A few weeks ago, Gabby Lee asked me and Agay Llanera to give a talk in her Young Adult MA class. I was so excited to talk about what I love that I even found a way to skip my daughter’s field trip (sent someone else to go with her hehe) because I committed to this and I was so excited to talk in a classroom again — and a UP classroom at that. I’ve been to the University of the Philippines maybe like three times in my entire life and I couldn’t wait to be inside one of its classrooms (yes I’m a nerd like that).
But when Gabby sent us the questions, I was overwhelmed. Not only were they scholarly (well really, Ines, what did you expect? This was an MA class in creative writing) but there were questions asking how we dealt with YA not being considered a legitimate art form or legitimate literature. It made me sad but at the same time, I realized quite a few things about myself and my writing that I shared most emphatically in that class.
1. Who gives a *bleep* about fluff?
Agay and I like to say because we write YA romance, that’s a double whammy. First of all, people like to look down on romance, calling it all sorts of insipid names — fluff being one of them. But what more YA? Young adult fiction with its short sentences, simple words, fast pace, and juvenile target market. No way will this ever be considered literature.
If you want to go that route, my career has been nothing but fluff either. I used to be the editor of a teen magazine and a children’s magazine, and now I write YA romance. But really, despite my less than lofty and academic pursuits, I love what I do. As an editor of Candy magazine, I was able to interact with readers, give them advice on their problems, and write about what mattered to them. Now, as YA author, I still find myself doing that. Readers who could see themselves in my characters write me and tell me they too went through pain like that and if I were in their shoes, what would I do?

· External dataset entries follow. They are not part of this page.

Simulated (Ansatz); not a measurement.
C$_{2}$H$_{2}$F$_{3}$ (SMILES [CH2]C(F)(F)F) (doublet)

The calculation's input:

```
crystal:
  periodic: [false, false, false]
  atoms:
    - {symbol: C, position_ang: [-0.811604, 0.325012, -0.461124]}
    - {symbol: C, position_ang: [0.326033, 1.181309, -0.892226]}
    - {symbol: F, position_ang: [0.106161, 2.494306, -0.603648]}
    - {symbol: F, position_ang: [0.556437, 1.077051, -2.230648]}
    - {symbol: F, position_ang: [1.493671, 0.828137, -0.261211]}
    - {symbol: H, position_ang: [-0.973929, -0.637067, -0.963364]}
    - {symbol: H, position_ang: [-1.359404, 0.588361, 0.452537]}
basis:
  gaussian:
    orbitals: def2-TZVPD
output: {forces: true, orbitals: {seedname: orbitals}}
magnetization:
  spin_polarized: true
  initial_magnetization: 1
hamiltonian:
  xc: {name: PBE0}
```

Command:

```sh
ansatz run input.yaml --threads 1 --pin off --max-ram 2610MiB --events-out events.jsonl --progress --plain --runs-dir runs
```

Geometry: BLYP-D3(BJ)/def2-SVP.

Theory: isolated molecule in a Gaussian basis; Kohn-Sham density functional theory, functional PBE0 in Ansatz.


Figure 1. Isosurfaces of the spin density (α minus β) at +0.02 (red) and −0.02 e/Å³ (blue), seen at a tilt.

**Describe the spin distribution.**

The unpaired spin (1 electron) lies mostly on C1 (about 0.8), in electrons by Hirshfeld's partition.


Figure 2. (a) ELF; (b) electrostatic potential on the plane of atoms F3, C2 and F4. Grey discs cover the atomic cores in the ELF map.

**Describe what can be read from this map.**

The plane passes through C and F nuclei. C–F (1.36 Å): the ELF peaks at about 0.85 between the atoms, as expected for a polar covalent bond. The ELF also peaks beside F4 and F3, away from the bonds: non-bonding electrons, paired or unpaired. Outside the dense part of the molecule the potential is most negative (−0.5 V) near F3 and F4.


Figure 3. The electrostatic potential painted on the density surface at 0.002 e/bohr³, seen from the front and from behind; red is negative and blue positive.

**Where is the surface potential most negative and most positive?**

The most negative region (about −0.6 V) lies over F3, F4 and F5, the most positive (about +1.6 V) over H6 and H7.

I take these things seriously. You can’t call this fluff. When a reader tells you that reading your book changed her life and made her feel that she can survive the heartache she is going through, that isn’t fluff. When a reader tells you she finally likes to read after reading your book despite years of parents and teachers pushing her to read, that isn’t fluff. When your heart is full because you can string words together to create a world bigger than yourself, that isn’t fluff.
And no matter what other people say, if this is what your heart wants to write, go for it.
2. It’s okay to be afraid.
The next thing I realized as I sat there giving tips on how to write YA fiction, was that the students were afraid.
I was afraid too. Heck, it took me 34 years before I finally wrote my first publishable book (all the others were stories I wrote as a child, stories I never finished). I told them not to wait that long!
I was writing since I was a child. So what held me back from actually putting my work out there? Sure, I wrote tons of feature articles, personal editor’s letters, and cover blurbs, but writing fiction was so close to my heart. And this was why I was scared. It was my biggest dream and if it didn’t work out, I knew the heartache would be even bigger. So I just didn’t do it at all.
I waited and pretended it wasn’t important to me, but when I found out Summit was publishing Chick Lit, my heart screamed. That was what I wanted to do. And I couldn’t understand how it seemed so easy for some people.
But see, I didn’t even try then. Instead, I did what I felt I could do. I offered to edit. This was a good move because I learned so much. But eventually, my brain got fed up and told my heart, “You can do this too! What are you waiting for?!”
It was only then that I turned on my laptop and wrote the words that would change my life.
3. Don’t expect perfection.
I also told them that they can’t and shouldn’t expect their first book or first story to be their best. They will and should only get better as they keep writing. It’s unrealistic to think your first work will be perfect. It won’t be. And that’s all right. It’s more than all right. Because you will write more and you will get better and you will continue to learn. But before any of that can happen, you have to start.
Stop thinking of what will come after. Stop thinking of your teachers’ reactions, your cover design, your reviews (good or bad). What matters is the story. You need to write it down. Get it out of your system. Work on making it the best story it can be then when you’ve done everything you can, release it into the world and let it go. The next step? Besides all the marketing stuff you need to do, is to move on to your next story, your next big dream.
There were many other questions, but these hit me the hardest. Because if I were sitting in that classroom, this is what I would have told my younger self. So if you are wondering if you should go for it, I say yes. Even if it isn’t writing. Listen to the clamor of your heart. What does it want you to do? Because it won’t rest until you’ve done it. And it’s tiring to keep running away from it. Believe me, I’ve had 34 years of practice but now there’s no turning back.